NLRB’s Expanded Joint-Employer Rule Could Impact Third-Party Staffing and Outsourcing
The National Labor Relations Board (the “Board”) released its anticipated amendments to its joint employer rule on October 26, 2023. The rule could dramatically expand the types of relationships that create joint employment liability under the National Labor Relations Act (the “Act”). If the Board determines two companies qualify as joint employers, then it may hold either company responsible for the labor law violations and obligations of the other. As a result, businesses that rely on staffing companies and outsourcing arrangements should examine their contracts and relationships with service providers to ensure they understand their joint employer risks and consider changes that may reduce those risks under the new joint employer rule.
(I) The New Rule
The new joint-employer rule focuses on whether putative joint employers have a contractual right to directly or indirectly control the employees of another business, even if that control is not exercised. The rule purports to rely on common-law agency principles, but emphasizes that possessing the authority to control one or more essential terms and conditions of employment is sufficient to establish status as a joint employer regardless of whether the control is exercised. Furthermore, the rule also emphasizes that exercising the power to control indirectly (including through an intermediary) one or more essential terms and conditions of employment is sufficient to establish status as a joint employer, regardless of whether the power is exercised directly. Accordingly, the Board will find a joint employer relationship if the putative joint employer has the right to control one or more essential terms and conditions of employment.

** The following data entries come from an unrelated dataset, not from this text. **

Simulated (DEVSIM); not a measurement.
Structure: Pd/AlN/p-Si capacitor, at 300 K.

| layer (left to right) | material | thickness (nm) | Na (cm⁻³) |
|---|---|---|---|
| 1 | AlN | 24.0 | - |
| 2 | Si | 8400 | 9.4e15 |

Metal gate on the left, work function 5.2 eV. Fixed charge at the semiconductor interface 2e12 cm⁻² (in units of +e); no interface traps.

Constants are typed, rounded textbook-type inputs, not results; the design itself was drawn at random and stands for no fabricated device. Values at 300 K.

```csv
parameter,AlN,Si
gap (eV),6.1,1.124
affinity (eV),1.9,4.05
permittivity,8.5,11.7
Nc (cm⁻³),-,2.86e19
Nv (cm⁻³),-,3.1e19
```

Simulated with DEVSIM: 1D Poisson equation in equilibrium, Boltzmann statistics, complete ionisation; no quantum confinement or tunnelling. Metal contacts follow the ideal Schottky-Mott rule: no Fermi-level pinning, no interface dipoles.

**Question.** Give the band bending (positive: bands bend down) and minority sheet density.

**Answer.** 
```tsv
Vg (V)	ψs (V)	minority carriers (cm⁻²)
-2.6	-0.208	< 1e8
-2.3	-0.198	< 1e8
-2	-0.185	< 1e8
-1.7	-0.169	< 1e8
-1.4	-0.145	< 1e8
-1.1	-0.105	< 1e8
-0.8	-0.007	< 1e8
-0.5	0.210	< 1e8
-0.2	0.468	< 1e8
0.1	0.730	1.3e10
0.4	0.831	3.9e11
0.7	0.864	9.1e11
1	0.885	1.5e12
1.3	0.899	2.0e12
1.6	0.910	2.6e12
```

The amended rule defines essential terms and conditions of employment broadly to include: (1) wages, benefits, and other compensation; (2) hours of work and scheduling; (3) the assignment of duties to be performed; (4) the supervision of the performance of duties; (5) work rules and directions governing the manner, means, and methods of the performance of duties and the grounds for discipline; (6) the tenure of employment, including hiring and discharge; and (7) working conditions related to the safety and health of employees. The joint-employer standard is therefore implicated if an entity has the authority to control at least one of these essential terms or conditions. This broad definition renders the term “essential” illusory because it covers nearly every aspect of the employment relationship. As a result, common business-to-business contractual provisions that set baseline standards for the performance of contract service partners could result in joint employer liability.
The rule, which will become effective on December 26, 2023, represents a major departure from the Board’s prior joint-employer rule, which found that a joint employer relationship existed only if the putative joint employer actually exercised “direct and immediate” control over essential terms and conditions of employment. That rule allowed service recipients to enter into arms-length agreements with service providers without significant risk of joint employer liability, as long as the service recipients did not meddle in the direct, day-to-day employment terms of the service provider’s employees. The new rule now accounts for control exercised through an intermediary or controlled third parties, preventing an entity that has an employment relationship with employees from avoiding joint-employer status by using an intermediary to implement decisions about essential terms and conditions of employment. Further, the addition of reserved control in the new rule now accounts for situations where an entity maintains the authority to control essential terms and conditions of employment but has not yet exercised such control.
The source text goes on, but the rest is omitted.